The impulse response (IR) in a room acoustics simulation can be analyzed by collecting the ray information using the Receiver data set and then graphically postprocess using the Impulse Response plot. The IR can be determined for sources and boundary data (absorption coefficients, scattering parameters, source directivity, volume attenuation etc.) given in octave, 1/3 octave, or 1/6 octave bands.

Use a Receiver 2D () or Receiver 3D data set (), selected from the More 2D Data Sets submenu and the More 3D Data Sets submenu, respectively, to collect the data necessary to visualize the impulse using an Impulse Response Plot. The Impulse Response plot uses the data from a Receiver data set as input

Select the appropriate ray data set in the Data set list. Then select the frequency parameters that should be used by the receiver; select one frequency for a single band analysis or all for the broad band analysis. This is the typical behavior if a parametric sweep has been set up, as described in Preparing a Room Acoustics Simulation.

From the Directivity type list, choose Omnidirectional (the default) or User defined to enter a directivity expression in the Expression field (unit: dB).

Extra time steps are used get a more precise evaluation of the arrival times if the rays and the receiver data set. This is especially important if only a few times have been stored in the output. You can control the added extra time steps from the Maximum number of extra time steps rendered list. It is good practice to increase the value until you get a convergence. Use a Ray plot of, for example, the power rac.Q and then increase the extra times values until the solution no longer changes (is converged). This is exemplified in the Small Concert Hall Acoustics tutorial model.

From the Interpolation between time steps list, you can choose to use a Linear interpolation (the default) or a Cubic interpolation, which can be more exact but requires a larger computational effort.

Under Normal variables and Other variables, if desired, you can change the default names of the created variables for the normal directions (nx, ny, and, in 3D, nz) and for the Distance traveled by a ray inside the receiver, the Volume of the receiver, the Directivity, and the First ray arrival time.

The main purpose for the Receiver data set is to be used as input for the Impulse Response Plot. However, the data generated by the data set can also be exported and used in an external analysis tool or software.

Right-click the data set and select Add Data to Export, then enter the desired data. For example, export the arrival time of the rays t, the frequency of the rays rac.f, the power of the rays rac.Q, the distance traveled by the rays in receiver re1dist, and so forth. The exported data can be stored and sorted in several formats.
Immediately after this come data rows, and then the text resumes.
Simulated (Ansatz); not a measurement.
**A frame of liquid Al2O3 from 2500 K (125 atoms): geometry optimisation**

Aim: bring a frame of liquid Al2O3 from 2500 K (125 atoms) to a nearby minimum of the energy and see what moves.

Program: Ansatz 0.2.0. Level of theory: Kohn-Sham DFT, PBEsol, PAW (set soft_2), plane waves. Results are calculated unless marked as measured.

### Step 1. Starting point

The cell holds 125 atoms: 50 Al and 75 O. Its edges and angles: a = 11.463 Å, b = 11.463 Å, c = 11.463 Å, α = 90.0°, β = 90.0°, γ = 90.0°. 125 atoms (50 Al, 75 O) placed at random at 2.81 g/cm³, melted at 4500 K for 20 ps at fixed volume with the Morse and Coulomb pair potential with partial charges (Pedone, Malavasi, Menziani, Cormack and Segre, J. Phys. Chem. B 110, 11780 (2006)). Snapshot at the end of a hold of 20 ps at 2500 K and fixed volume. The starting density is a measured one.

When working with phase alignment of loudspeakers, it can be useful to evaluate the arrival time if the first ray. This is easily done in a Derived Values > Global Evaluation feature that points to the receiver data set. Simply evaluate the special variable re1first.

In room acoustics applications, the impulse response (IR) of a source-receiver configuration represents one of the most important postprocessing results. To create the plot based on the data collected by the Receiver data set, add an Impulse Response subnode () to a 1D plot group to create the impulse response plot. After defining the characteristics of the impulse response, click Plot () to create the plot. For further analysis of the IR data, it is recommended to export the plot under the Export > Plot node and run the analysis in an external software. This could, for example, be to extract room acoustics metrics like the reverberation time and clarity, or use the IR for auralization.

In the ray tracing methodology it is, as discussed above, typical to characterize sources and boundaries in frequency bands. This also means that some of the frequency content is lost. This frequency content is reconstructed when determining or reconstructing the IR. For each ray that interacts with the receiver, a small piece of signal with appropriate amplitude, arrival time, phase, and frequency content is added to the IR. The sum of all the contributions reconstruct the full IR (see Ref. 20).

From the Data set list, choose the appropriate Receiver Data Set. Then from the Frequency interpretation list choose an interpretation of the frequency: Octave (the default), 1/3 octave, or 1/6 octave. This selections should coincide with the frequency interpretation used in boundary conditions and sources in the underlying Ray Acoustics simulation, as described in Preparing a Room Acoustics Simulation. The frequency content and resolution of the impulse response is based on this selection.

From the Transformation list, choose a transformation of the data on the x-axis: None (the default), for no transformation, to show the time domain signal, or Frequency spectrum. The latter will perform an FFT of the IR and depict the amplitude as function of frequency.

The following settings are available to control the Kaiser-Bessel window functions (see Ref. 21) that are used to reconstruct the frequency content of the impulse response. Each ray contributes with an amplitude, arrival time, and frequency content to the time domain signal.

Select to Remove noncausal signal (selected per default). This options removes the unphysical parts of the impulse response signal that appear before the arrival time of the first ray. This part is generated due to the nature of the window functions used for the signal reconstruction.

You can also change the Coloring and Style of the graph or add and format a legend in the Legends section.

The energy response depicted as a reflectogram or ehogram can be plotted using a Ray (Plot) and depict the expression re1dist*rac.Q/re1vol. This will give the intensity received by the “microphone” for each ray.